In the quarter, revenues at REA Group increased 22%, or 16% excluding a $5 million impact from favorable foreign currency fluctuations, due to an increase in Australian residential depth revenue, as favorable product mix offset lower listing volumes, and the acquisition of iProperty.

Move's revenues in the quarter increased 9% to $93 million from $85 million in the prior year, primarily due to the continued growth in its Connection for Co-BrokerageSM product and non-listing Media revenues. Based on Move's internal data, average monthly unique users of realtor.com®'s web and mobile sites for the fiscal first quarter grew 15% year-over-year to approximately 53 million. Mobile continues to drive audience growth and represents more than half of all unique users.

Cable Network Programming

Revenues in the quarter increased $4 million, or 3%, compared to the prior year due to higher advertising revenues. Adjusted Revenues increased 1%. Segment EBITDA in the quarter decreased $14 million, or 50%, compared with the prior year. Adjusted Segment EBITDA decreased 29% due to higher programming rights costs primarily related to the NRL simulcast and certain one-time cricket rights.
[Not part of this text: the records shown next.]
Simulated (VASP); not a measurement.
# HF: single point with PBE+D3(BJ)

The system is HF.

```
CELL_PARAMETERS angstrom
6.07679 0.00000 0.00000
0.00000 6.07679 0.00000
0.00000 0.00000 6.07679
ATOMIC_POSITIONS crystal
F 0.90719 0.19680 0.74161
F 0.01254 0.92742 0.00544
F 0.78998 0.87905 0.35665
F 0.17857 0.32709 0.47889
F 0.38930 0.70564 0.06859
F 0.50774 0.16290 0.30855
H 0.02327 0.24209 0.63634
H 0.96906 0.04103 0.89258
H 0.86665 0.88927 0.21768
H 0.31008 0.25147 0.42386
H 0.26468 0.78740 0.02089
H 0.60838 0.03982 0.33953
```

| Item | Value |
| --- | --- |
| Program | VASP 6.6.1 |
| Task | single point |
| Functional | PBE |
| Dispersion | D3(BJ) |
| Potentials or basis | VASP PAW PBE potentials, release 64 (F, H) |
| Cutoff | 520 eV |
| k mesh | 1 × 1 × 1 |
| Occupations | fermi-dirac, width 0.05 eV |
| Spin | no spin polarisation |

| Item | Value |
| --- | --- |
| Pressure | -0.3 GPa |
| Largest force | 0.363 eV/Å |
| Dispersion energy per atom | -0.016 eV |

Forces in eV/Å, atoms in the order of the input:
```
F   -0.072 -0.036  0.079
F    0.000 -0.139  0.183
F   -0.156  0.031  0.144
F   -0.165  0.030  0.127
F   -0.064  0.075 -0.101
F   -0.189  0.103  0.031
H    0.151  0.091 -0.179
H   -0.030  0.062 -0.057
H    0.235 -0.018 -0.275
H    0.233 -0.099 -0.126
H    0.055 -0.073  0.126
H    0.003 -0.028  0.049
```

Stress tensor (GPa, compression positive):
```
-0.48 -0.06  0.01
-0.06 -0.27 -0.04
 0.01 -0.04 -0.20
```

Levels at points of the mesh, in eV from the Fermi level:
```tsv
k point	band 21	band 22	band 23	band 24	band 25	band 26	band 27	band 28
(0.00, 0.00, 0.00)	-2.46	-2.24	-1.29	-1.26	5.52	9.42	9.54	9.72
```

REVIEW OF EQUITY (LOSSES) EARNINGS OF AFFILIATES' RESULTS

Equity (losses) earnings of affiliates for the first quarter were $(15) million compared to $8 million in the prior year.

    For the three months ended
September 30,
2016   2015
(in millions)
 
Foxtel $ (11 ) $ 9
Other equity affiliates, net   (4 )   (1 )
Total equity (losses) earnings of affiliates $ (15 ) $ 8  

On a U.S. GAAP basis, Foxtel revenues for the first quarter increased $31 million, or 5%, to $618 million from $587 million in the prior year period. In local currency, Foxtel revenues increased 1% due to higher subscribers. Foxtel's total closing subscribers were approximately 2.9 million as of September 30, 2016, with closing cable and satellite subscribers up 1% compared to the prior year period. In the first quarter, cable and satellite churn increased to 15.5% from 10.1% in the prior year, which was primarily related to customers under no-contract offers during fiscal 2016.

Foxtel's net income of $16 million decreased from $42 million in the prior year period, primarily due to the $21 million loss resulting from Foxtel management's decision to cease Presto operations in January 2017. Presto had approximately 130,000 paying subscribers as of September 30, 2016, who will be invited to transition to the new Foxtel Play packages. Equity (losses) earnings of affiliates for Foxtel of $(11) million and $9 million for the three months ended September 30, 2016 and 2015, respectively, reflect the Company's share of Foxtel's net income, less the Company's amortization of $19 million and $12 million, respectively, related to the Company's excess cost over its share of Foxtel's finite-lived intangible assets.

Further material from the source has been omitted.